Nutcracker is a step back to magical times
By Gordon Barr, Evening Chronicle
Popular ballet The Nutcracker is at Newcastle’s Theatre Royal this week. Entertainment Editor GORDON BARR has the details.
THE Nutcracker is arguably the world’s most famous and popular ballet.
Now, as part of its 40th anniversary celebrations, award-winning company Scottish Ballet is bringing a magical revival of it to the Theatre Royal in Newcastle from Wednesday to Saturday this week.
The production, from artistic director Ashley Page is a vivid retelling of ETA Hoffmann’s original story.
It was the first in a trilogy of fairy tale ballets that Page developed after arriving at Scottish Ballet in 2002 and marked the beginning of a process that would help give the company a new and particular identity.
This 2010 revived version differs only slightly from the 2002 version in that it delves even deeper into the darker reaches of Hoffmann’s famous tale.
One snowy Christmas Eve, Marie hears the story of a brave young man who saves a princess from a horrible curse, and as she sleeps she is transported into a surreal dream world of evil governesses, magical dolls houses, mouse queens and disguised princes, where she must learn to fend for herself and discover the secret of true love.
Set during the Weimar Republic in Germany, designs for Scottish Ballet’s The Nutcracker are inspired by the vibrant colours and dream-like creations of the German Expressionist painters of the era. Yet despite striking out with bold new designs and quirky characters, Page and designer Antony McDonald still manage to deliver a cracker for all ages.
“That was the challenge,” says Page. “Could we create something that was bold and different, but which still gave the traditional ballet audience its ‘fix’? So we have tutus and glitter and pointe shoes, but sometimes they’re black pointe shoes and the costumes are exotic, fashionable and chic – which gives the production a different kind of kick.”
McDonald adds: “There had to be magic and there is a magical quality in what isn’t now.
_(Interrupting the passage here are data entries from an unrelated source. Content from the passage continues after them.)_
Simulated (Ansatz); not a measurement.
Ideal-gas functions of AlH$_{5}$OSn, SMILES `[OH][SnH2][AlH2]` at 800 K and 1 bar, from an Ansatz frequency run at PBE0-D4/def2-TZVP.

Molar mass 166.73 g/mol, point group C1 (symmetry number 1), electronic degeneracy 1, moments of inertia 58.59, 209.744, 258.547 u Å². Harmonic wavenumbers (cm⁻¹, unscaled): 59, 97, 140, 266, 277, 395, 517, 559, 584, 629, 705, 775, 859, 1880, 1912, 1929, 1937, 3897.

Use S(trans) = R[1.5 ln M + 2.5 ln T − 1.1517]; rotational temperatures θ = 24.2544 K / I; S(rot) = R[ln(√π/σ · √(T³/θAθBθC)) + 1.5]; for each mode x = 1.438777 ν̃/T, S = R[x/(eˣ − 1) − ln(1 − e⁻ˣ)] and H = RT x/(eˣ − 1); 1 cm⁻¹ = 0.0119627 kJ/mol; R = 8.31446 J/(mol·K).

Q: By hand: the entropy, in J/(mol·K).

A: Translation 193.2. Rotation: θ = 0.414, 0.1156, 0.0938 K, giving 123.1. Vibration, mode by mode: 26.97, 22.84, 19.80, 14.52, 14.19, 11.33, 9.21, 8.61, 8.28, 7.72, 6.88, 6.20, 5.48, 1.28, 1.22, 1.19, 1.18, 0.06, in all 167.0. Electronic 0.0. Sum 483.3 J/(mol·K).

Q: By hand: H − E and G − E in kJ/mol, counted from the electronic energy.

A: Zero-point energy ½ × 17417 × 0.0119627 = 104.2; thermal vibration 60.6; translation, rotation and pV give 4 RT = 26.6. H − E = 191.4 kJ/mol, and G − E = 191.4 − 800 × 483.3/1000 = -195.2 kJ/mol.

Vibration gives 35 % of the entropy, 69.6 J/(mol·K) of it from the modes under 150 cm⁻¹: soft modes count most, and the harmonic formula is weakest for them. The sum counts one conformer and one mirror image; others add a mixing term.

“While we were inspired by the origins of the story set in the forests of Saxony and Bavaria, our world is one draped in 1920s glamour but merged with a magical backdrop of sparkling but bad snowflakes, an army of suffragette-styled mice and the eccentric children’s godfather Drosselmeyer dressed in elegant blue feathers by way of the surreal cartoons of expressionist artist Max Ernst.”